Guillemin and Sternberg wrote the following in 1987 in a short article called "Some remarks on I.M. Gelfand's works" accompanying Gelfand's Collected Papers, Volume I:
The theory of commutative normed rings [i.e., (complex) Banach algebras], created by Gelfand in the late 1930s, has become today one of the most active areas of functional analysis. The key idea in Gelfand's theory -- that maximal ideals are the underlying "points" of a commutative normed ring -- not only revolutionized harmonic analyis but had an enormous impact in algebraic geometry. (One need only look at the development of the concept of the spectrum of a commutative ring and the concept of scheme in the algebraic geometry of the 1960s and 1970s to see how far beyond the borders of functional analysis Gelfand's ideas penetrated.)
I was skeptical when reading this, which led to the following:
Basic Question: Did Gelfand's theory of commutative Banach algebras have an enormous impact, or any direct influence whatsoever, in algebraic geometry?
I elaborate on the question at the end, after some background and context for my skepticism.
In the late 1930s, Gelfand proved the special case of the Mazur-Gelfand Theorem that says that a Banach division algebra is $\mathbb{C}$. In the commutative case this applies to quotients by maximal ideals, and Gelfand used this fact to consider elements of a (complex, unital) commutative Banach algebra as functions on the maximal ideal space. He gave the maximal ideal space the coarsest topology that makes these functions continuous, which turns out to be a compact Hausdorff topology. The resulting continuous homomorphism from a commutative Banach algebra $A$ with maximal ideal space $\mathfrak{M}$ to the Banach algebra $C(\mathfrak{M})$ of continuous complex-valued functions on $\mathfrak{M}$ with sup norm is now often called the Gelfand transform (sometimes denoted $\Gamma$, short for Гельфанд). It is very useful.
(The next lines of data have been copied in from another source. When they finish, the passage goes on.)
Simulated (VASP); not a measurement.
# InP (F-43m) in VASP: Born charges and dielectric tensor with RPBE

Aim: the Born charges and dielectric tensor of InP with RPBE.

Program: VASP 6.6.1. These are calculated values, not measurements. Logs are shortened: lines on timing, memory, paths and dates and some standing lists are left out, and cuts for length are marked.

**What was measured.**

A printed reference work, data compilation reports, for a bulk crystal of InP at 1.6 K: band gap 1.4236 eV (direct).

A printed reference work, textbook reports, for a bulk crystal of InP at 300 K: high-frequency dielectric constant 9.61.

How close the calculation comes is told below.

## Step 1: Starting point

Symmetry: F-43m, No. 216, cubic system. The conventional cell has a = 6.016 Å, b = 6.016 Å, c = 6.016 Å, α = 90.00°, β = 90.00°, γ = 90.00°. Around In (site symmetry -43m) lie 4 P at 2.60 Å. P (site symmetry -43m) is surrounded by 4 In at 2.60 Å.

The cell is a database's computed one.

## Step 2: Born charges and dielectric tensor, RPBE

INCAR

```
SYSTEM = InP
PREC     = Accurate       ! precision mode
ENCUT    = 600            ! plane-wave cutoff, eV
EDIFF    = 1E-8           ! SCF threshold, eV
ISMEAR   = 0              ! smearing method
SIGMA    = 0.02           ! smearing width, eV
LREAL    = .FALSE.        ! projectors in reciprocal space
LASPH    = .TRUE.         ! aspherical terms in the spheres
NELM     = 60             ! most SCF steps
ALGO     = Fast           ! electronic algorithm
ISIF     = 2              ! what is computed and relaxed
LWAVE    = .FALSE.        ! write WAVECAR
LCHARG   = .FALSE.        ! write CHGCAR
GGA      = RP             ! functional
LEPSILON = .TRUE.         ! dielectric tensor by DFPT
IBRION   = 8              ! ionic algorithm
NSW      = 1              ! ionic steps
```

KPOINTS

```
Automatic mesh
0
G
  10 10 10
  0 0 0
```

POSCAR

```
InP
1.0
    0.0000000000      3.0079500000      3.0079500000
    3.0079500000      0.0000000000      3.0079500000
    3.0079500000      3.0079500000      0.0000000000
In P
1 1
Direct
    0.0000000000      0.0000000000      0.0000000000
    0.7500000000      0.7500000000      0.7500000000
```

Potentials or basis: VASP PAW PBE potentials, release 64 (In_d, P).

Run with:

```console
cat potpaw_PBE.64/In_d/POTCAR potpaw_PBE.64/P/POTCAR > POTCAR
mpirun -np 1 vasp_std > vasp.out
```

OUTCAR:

However, it is my understanding that Gelfand wasn't the first to consider elements of a ring as functions on a space of ideals. Hilbert proved that an affine variety can be considered as the set of maximal ideals of its coordinate ring, and thus gave a way to view abstract finitely generated commutative complex algebras without nilpotents as algebras of functions. On the Wikipedia page for scheme I find that Noether and Krull pushed these ideas to some extent in the 1920s and 1930s, respectively, but I don't know a source for this. Another related result is Stone's representation theorem from 1936, and a good summary of this circle of ideas can be found in Varadarajan's Euler book.
Unfortunately, knowing who did what first won't answer my question. I have not been able to find any good source indicating whether algebraic geometers were influenced by Gelfand's theory, or conversely.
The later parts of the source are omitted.